But after that, I did rest for two whole weeks, meaning I didn’t run at all and pretty much reset all my training up to that point.

In the past couple of weeks I (sort of) managed to get back on track and the longest I run was 16km. But I still feel terrified about tomorrow.

Last time I run a half marathon, I remember feeling extremely fit and good. You could have told me to go and run around the park at any given time and I would have been able to do it without batting an eyelid. I trained so much for that race, and was very careful about getting enough sleep and eating properly, and I remember having such a great time during the race itself.

Now, I feel shit. I can picture myself at the race tomorrow hating every single minute of it. My diet has changed drastically since moving to New Zealand because I simply can’t afford the amount of smoothies and fruit and veggies that I’d normally eat (thank you, island economy), so I’m basically living on cereals, bread and peanut butter, which I know is not what works best for my body.

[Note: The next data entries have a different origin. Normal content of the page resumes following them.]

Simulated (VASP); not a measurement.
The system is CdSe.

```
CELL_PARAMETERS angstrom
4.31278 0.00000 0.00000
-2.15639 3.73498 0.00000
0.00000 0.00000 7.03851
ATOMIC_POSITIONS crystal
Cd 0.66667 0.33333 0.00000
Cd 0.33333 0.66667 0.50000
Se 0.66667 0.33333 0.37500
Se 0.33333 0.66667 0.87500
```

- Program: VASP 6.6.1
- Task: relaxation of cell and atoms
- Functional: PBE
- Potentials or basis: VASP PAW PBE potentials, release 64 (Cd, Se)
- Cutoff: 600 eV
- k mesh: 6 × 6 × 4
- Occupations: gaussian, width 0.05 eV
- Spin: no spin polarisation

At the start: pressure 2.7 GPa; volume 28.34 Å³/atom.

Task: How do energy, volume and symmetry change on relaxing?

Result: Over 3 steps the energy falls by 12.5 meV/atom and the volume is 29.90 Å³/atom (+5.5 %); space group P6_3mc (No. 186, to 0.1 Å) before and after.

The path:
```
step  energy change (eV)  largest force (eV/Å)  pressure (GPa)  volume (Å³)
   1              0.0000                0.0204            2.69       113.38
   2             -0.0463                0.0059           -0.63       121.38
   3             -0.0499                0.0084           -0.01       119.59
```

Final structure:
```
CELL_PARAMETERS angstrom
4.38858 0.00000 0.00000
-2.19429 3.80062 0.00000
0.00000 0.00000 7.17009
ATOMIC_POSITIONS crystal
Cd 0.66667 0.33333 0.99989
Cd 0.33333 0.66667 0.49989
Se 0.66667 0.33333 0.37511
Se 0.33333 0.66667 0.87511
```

So given the circumstances, I’ve been trying to embrace the Kiwi spirit and telling myself that I probably deserve a medal just for trying. After all, I don’t have to win this race. I just have to survive it. It’s not my fault if I got a stupid cartilage inflammation. I should be happy that I’m back on my feet and even if I’ll have to walk (possible) or if I struggle with the weather (likely) of if I don’t have fun (certain), it doesn’t matter, as long as I somehow make it to the finish line.

I’m still hoping I can be that prick, though.